This brings Tina’s story back to the centre: the day of her disappearance. The last ever confirmed sighting of Tina was by her husband. She sent him to Dungarvan to get fish. Several hours later, Richard returned to an empty house. Richard was at first confused. According to him, he and Tina were best friends. She had to have left to ‘get a break’. “I would say 90% of everything I know about Tina, her best friend knows”, Richard said of her disappearance.

Four days later, Richard made a ‘judgement call’ and reported her disappearance to the Gardaí. And the media latched on. From the beginning, Richard was surrounded by a cloud of suspicion. The tabloids and the broadsheets alike painted him as the next Joe O’Reilly. It wasn’t only the newspapers; her husband was a lead suspect to the Gardaí. He insisted he had nothing to hide.
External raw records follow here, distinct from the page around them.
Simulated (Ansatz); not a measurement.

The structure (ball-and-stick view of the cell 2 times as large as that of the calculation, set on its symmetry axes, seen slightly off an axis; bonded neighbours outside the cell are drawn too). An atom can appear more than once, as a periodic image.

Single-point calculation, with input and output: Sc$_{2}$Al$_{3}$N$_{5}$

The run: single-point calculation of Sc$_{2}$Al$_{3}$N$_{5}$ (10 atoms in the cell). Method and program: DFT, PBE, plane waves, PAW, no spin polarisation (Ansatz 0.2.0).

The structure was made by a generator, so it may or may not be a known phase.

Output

Not only did she leave her prized dogs, she left her endless collection of clothing and jewellery, her passport and her phone. The only real solid fact known about the Tina Satchwell case is that she is gone. The how, when and why are still blanks. “I am always going to have hope”, Richard maintained.

According to CCTV footage and records across the country, there is no indication that Tina had left the country. However, Richard believes she took two suitcases, some clothes and €26,000 the couple had been saving in their house for home improvements.

Certain facts can’t be dismissed lightly – Richard took nearly a week to report his wife missing, he withheld information about the money and there are doubts that the money ever existed. An Garda Síochána does not have the best reputation for execution or solving missing persons cases. This has been especially obvious over recent years, and Tina Satchwell’s disappearance is no different. Not only has it been announced that a portion of their CCTV footage from March had been deleted, the Gardas also waited six months into the investigation to forensically examine Richard Satchwell’s car – their ‘only suspect’.

A majority of the tips and leads the Gardas have followed have come from Richard’s media appearances. Although Tina’s husband is in his fifties and has no social media, he went on every talk show he could, from 96fm to the Ray D’Arcy show, appealing for anyone with information to come forward. At first, he treated the papers the same. The media had already made up their minds on the narrative they wanted to portray and in that narrative, Tina wasn’t alive.

In January 2017, Richard came to a new conclusion – she may have planned to leave. He does not believe she could have done it on her own.  This is not the only insight into Tina’s mind her husband has given the press. Richard has given accounts of Tina’s battle with depression, her attitude towards help and the affect her brother’s suicide had on her mental health.

“One of Tina’s biggest fears was ending up on anti-depressants…” Richard said at one point.

The first sign of the case gaining motion was in March 2017, when someone came forward with a tip. An unidentified person phoned in to give details of someone matching Tina’s description seen in the vicinity of Mitchell’s Woods, near Castlemartyr, around the time of her disappearance. According to the tip, ‘Tina’ was accompanied by someone into the woods and not seen walking back out of the area.

This sparked the first major search operation outside of the greater Youghal area. Mitchell’s Woods was sealed off. The search dominated the news and the headlines. Richard stood outside the woods giving interviews and promising lie detector tests “in the future, not today, not tomorrow” while search teams worked behind him. The search took a week and came back with nothing but scraps of clothing for testing.

By now it became common for interviewers to ask Tina’s husband about their relationship and tempers. He recalls her having a ‘flash temper’, she would hit him (not with intent he always adds) and end up in floods of tears apologising. Richard in these scenarios just takes it. The most he says he would do was squeeze her tight to him until she calmed down. “One minute she would be sitting down laughing and the next she could be crying”, Richard explained.

Richard tried throughout the investigation to keep Tina’s name and picture in newspapers. He handed Tina’s life over to journalists, in what, I think Richard thought to be, an attempt to make Tina as precious to the public as she was to him. However, the public is now left with an overwhelming image of the couple that is grey, speckled with other colours and question marks.

“My message Tina is that my arms are here. They are open. Nothing has changed… She is life itself.’- Richard.